You can use avahi just fine, you need avahi to make the router aka 0.0.0.0 the mirror of your multicast traffic.
This can be done by editing /etc/config/avahi-daemon.conf
and add the following line:
enable-reflector=yes
Under the entry:
[reflector]
You can also limit interfaces by using:
allow-interfaces=br-lan.10,br-lan.2
Under the section [server]
Now the more complicated task is figuring out the firewalling.
If we break it down avahi listens on 0.0.0.0, on each interface this is the router ip where luci hosts, everytime a device talks on multicast range 224.0.0.x avahi will mirror this traffic to the other subnets, so with these settings you would see all multicast devices appear, but maybe you don't want that?
Then firewall rules and the allow-interfaces
are needed for fine control.
Since there are a handfull devices and also different implementations i.e chromecast, airplay (last time I remember it used port 80/tcp), it would be easier to use tcpdump and analyze the multicast advertisement which destination port they want to use in the TXT area, it can aswell be 5353,5454,5443,8888,8443,1001.
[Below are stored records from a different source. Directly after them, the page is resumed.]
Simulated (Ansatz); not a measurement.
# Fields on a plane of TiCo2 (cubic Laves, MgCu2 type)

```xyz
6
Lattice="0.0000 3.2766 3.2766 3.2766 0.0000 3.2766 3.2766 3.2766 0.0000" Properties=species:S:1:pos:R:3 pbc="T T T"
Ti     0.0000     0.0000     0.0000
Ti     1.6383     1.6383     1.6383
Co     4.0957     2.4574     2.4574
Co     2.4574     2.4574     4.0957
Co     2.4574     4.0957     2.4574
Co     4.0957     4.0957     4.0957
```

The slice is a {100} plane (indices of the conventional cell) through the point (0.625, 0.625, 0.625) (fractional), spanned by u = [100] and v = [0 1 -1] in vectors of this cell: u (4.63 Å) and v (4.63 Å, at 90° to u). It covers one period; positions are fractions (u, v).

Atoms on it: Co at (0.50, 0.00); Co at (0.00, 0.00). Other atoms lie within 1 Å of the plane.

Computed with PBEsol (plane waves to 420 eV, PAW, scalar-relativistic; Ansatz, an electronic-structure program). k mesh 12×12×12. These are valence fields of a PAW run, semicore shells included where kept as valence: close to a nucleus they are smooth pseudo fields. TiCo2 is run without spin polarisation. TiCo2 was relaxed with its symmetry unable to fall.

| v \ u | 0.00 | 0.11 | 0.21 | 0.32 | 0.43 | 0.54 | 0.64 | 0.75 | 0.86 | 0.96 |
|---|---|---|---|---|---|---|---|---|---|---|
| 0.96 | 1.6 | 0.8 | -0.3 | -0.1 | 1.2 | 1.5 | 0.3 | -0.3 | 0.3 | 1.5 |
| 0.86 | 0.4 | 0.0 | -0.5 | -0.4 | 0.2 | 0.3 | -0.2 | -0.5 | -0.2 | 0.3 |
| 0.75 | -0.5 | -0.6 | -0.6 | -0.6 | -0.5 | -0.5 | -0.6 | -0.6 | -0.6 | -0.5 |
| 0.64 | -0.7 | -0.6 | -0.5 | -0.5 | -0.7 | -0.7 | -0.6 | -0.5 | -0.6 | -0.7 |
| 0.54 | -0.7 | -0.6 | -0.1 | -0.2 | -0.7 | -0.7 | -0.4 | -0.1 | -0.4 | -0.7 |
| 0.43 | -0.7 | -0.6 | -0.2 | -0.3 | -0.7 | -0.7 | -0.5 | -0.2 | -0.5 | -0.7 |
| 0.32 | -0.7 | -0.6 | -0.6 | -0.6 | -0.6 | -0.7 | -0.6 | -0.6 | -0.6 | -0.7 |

tcpdump -i br-lan.x -v multicast
or tcpdump -i br-lan.x -v multicast and host 192.168.2.4
with ifconfig
you can see the generic naming of all interfaces, br-lan.x
can also be just br-lan in your case.
The tcpdump can really help here also when such handshake gets made if another additional ports need to be forwarded by the firewall traffic rules👍
As optional side note for wireguard servers:
Avahi becomes more difficult if you would use a wireguard server for wifi, since wireguard officially doesn't support layer 2 you need to add a static multicast route on the server to 224.0.0.0/4
(you can make this range smaller), and on the client in allowedips you need also to add this route otherwise resolution won't be possible.